I've tried a number of ML projects like this too, and sometimes they do work – Bodypix is one example (though not precisely the same thing).
That being said, its usually pretty difficult to get code from papers to build/run successfully due to dependencies (e.g. depending on a specific version of Python and OpenCV 2 and requiring CUDA support)
Could anyone explain why version numbers make ML stuff so brittle? Why is the CUDA version supposed to match? Why would a newer version of python (3.7 vs 3.6) would ever break anything?
TensorFlow is a crapshoot as far as I understand, constantly changing making newer versions incompatible; but why do other libraries break backwards compatibility without a major version bump?
Because dependency management for anything C/C++/Python related has often been a massive cluster* * * *. Rust's npm style package management is probably the greatest innovation to have hit low level programming in a long time. Not to mention anything Nvidia related is often closed sourced so you are programming against a black box API by a vendor infamous for their bad driver quality on non-Windows systems.

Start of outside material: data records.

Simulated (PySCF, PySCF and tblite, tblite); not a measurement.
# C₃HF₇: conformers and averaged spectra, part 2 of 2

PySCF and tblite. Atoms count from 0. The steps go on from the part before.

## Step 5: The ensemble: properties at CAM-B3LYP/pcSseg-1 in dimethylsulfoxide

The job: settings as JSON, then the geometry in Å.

You might be relying on a function that only exists in 3.7 and not in 3.6, code written in 3.6 would work but new code using 3.7 features won’t be backwards compatible. With compiled code the errors are usually very hard for “more used to scripts“ people to decode. You get stuff like missing symbols in the linker phase.
ML projects usually have a lot of libraries so you also get in the transient dependencies breaking quite often...
Yeah, managing dependencies is tricky. I've been super excited about Nix and Guix lately for that reason; if you have a single Nix/Guix revision and a list of packages, you have all the information you need to build exactly the same package tree. (With bit-for-bit reproducibility where possible, no less!)
Some language-specific package managers can do similar things, but you really only get reproducibility for the whole system with a general-purpose package manager. Poetry gets you pretty far within the Python ecosystem, but if you need a specific version of Python/specific native libraries/etc... it doesn't get you all the way there.
I tried to see what would happen when I put in some stock photos of people into the Colab notebook linked from the repo's README. Some worked better than others. Some totally didn't resolve well at all. Overall I think it's interesting, but there are definitely a lot of edge cases.
The next thing might be mapping from that static 3D model to some kind of rigged model that can be animated. Then you would not only need to place the bones and joints but also separate the clothing from the body. Extremely hard but DL has been able to pull off some incredible stuff.
Wow. It's such "high resolution" that the distorted triangular polygons of the untextured models are clearly distinguishable and painfully obvious on my phone.
I guess my idea of "high resolution" differs from what the rest of the world describes as such.
It's interesting how the legs are often an unequal length in the reconstruction when the person is walking, due to some incorrect interpretation of the camera perspective.
I would have guessed this wouldn't be a problem given that there are multiple photos of the same view, such that you can resolve the depth ambiguity from a single camera. I.e use feature detection to identify feet in > 1 views, and then use the two images to resolve the depth of the epipolar lines that lie on the optical axis and reconstruct the shoe in 3D space.
I am interested in high resolution 3D mapping of skin surface e.g. for facial scar revision etc - what is the best technology available for this either research or commercial?
Thanks, I think this deserves an HN post of its own. Some of the things that were done to entice Sadeghi to join sends shivers down my spine.
Edit: I've been looking at the details on the rear view of some of the "Single-View Reconstruction" examples, and I'm starting to worry that this may actually not be reproducible.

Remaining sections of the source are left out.